Summary
Advances in large-scale data center computing and networking has accelerated innovation across computer science during the past decade. Large-scale, data-intensive systems experimentation is increasingly important to accelerating science, as is developing a workforce capable of solving big data problems on the large cloud-based application platforms that are increasingly central to the US economy. To stay relevant in an age of at-scale computer systems research, the systems research community has pressed operators of Computing Research Infrastructures (CRI) such as CloudLab and Chameleon Cloud with growing demands to support larger size experiments. But while commercial compute cloud platforms have grown exponentially, research infrastructures have grown modestly. Unfortunately, this `scale' gap seems likely to grow over time, threatening to inhibit academic researchers from directly innovating in large-scale computing systems research.

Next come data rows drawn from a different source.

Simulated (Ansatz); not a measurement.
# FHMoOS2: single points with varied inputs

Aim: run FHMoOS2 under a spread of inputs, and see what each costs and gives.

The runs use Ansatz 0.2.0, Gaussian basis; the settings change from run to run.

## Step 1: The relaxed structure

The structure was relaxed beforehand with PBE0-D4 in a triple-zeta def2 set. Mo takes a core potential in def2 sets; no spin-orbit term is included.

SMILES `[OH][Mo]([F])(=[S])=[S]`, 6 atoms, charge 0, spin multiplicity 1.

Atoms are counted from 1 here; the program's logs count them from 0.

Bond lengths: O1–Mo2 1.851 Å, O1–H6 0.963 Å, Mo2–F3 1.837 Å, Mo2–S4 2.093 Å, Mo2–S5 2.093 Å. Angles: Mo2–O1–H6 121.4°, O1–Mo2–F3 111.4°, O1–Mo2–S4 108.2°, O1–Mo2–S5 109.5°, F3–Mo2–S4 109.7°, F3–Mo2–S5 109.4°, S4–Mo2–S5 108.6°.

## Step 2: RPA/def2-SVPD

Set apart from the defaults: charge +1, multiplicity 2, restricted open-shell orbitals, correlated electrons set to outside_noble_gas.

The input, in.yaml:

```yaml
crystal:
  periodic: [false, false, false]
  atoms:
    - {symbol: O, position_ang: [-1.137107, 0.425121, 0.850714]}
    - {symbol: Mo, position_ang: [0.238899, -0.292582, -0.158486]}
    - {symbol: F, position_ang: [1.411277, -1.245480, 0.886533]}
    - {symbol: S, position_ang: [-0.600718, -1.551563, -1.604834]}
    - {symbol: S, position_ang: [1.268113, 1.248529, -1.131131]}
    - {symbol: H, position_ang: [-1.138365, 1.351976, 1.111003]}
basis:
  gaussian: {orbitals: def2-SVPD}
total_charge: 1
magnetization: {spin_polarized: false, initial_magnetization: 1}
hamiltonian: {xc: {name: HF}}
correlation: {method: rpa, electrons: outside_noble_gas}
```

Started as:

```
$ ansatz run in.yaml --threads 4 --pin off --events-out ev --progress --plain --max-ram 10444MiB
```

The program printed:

The Cloudjoin project seeks to develop a long-term, sustainable approach to shrink the scaling gap by creating hybrid CRIs with elastic computing. The project will develop methods, tools, and best practices for integration of cloud CRI and commercial compute clouds. Cloudjoin promises to permit experiments to scale at low cost while maintaining experiment reproducibility and preserving an intellectual `home' for computing systems research experimenters. The project explores three cloud integration research thrusts. In the first research thrust we ask "How should a CRI operator architect and implement her infrastructure's connectivity to a public cloud?" The second thrust asks: "How should an experimenter partition compute and storage resources between CRI and the public cloud?" The final thrust addresses the complexities of scaling experiments by exploring and embracing professional quality, multi-cloud management platforms equipped with monitoring, logging, alerting, error reporting and profiling capabilities.